Curiosity is also linked to this receptor, and more specifically, the successful search for information, which results in the D4 receptor being targeted by dopamine. What this means is, in the human brain, our curiosity is treated much like other pleasurable activities like watching a funny movie. When we pursue new information through our curiosity, we're rewarded with the pleasure-inducing chemical dopamine. As most of you know, when you find out something really great, you feel happy.
Now let’s get back to the person who “shouldn’t turn on the computer.” That person is simply trying to get dopamine to their D4 receptor, subconsciously of course. Who can blame them? It literally makes them happier. So now we’re left wondering that if they know they are the target of cyberbullying, why do they turn the computer on, open up those messages, or go onto social media sites? Simple. You can’t blame those people for being optimistic, or for having enough faith in human decency that they believe the bullying will stop.
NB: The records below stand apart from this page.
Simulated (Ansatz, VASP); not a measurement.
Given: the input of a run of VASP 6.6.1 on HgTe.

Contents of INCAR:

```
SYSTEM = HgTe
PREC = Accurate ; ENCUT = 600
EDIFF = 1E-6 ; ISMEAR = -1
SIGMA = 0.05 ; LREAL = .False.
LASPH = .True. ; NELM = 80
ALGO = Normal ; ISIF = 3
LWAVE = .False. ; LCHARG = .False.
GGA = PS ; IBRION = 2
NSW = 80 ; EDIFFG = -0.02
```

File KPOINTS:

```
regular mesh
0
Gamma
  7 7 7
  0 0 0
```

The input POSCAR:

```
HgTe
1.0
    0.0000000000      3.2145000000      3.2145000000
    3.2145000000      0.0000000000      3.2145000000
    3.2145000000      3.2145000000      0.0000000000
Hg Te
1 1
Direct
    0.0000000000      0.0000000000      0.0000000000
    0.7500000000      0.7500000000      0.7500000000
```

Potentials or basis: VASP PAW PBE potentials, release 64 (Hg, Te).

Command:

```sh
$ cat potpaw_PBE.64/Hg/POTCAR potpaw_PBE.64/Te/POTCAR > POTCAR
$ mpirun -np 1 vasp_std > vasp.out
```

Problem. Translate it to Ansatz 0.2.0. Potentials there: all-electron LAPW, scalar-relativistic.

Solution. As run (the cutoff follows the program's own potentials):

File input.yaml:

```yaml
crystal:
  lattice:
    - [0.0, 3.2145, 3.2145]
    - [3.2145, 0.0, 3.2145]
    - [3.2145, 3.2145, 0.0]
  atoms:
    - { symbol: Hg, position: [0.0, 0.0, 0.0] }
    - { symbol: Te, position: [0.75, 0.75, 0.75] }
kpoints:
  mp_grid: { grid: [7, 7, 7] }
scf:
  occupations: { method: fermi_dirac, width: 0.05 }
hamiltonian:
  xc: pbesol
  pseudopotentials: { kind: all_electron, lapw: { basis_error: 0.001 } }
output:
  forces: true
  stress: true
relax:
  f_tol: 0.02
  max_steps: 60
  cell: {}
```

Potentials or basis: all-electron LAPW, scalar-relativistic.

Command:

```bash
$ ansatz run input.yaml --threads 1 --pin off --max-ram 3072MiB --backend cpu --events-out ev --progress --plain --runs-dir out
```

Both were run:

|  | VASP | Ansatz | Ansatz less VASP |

Why should human nature, positive human nature at that, be suppressed while negative behavior is tolerated? Victim blaming is not the answer. People need to condemn the negative action instead of excusing it. I am of course not saying that people should bully the bullies in return, and I’m not even saying that the bullies should be punished. I honestly think that punishing a bully doesn’t fix the problem. Instead of punishing the offenders, we should find out why the offense happened and make sure that reason or set of reasons are eliminated. Fight the wrongdoing at its source. Punishing the bully doesn’t stop him or her from bullying, it just makes him or her better at not getting caught.
So, here’s my challenge to you: Go out into the world and find instances of someone belittling another person. It doesn’t have to be cyberbullying. In fact, it can be anything. When you see it, say something about it, find out why it’s happening, and work to make sure that it doesn’t happen again. Remember, don’t berate the offender – instead, kill ‘em with kindness.
Cover image courtesy of Flickr.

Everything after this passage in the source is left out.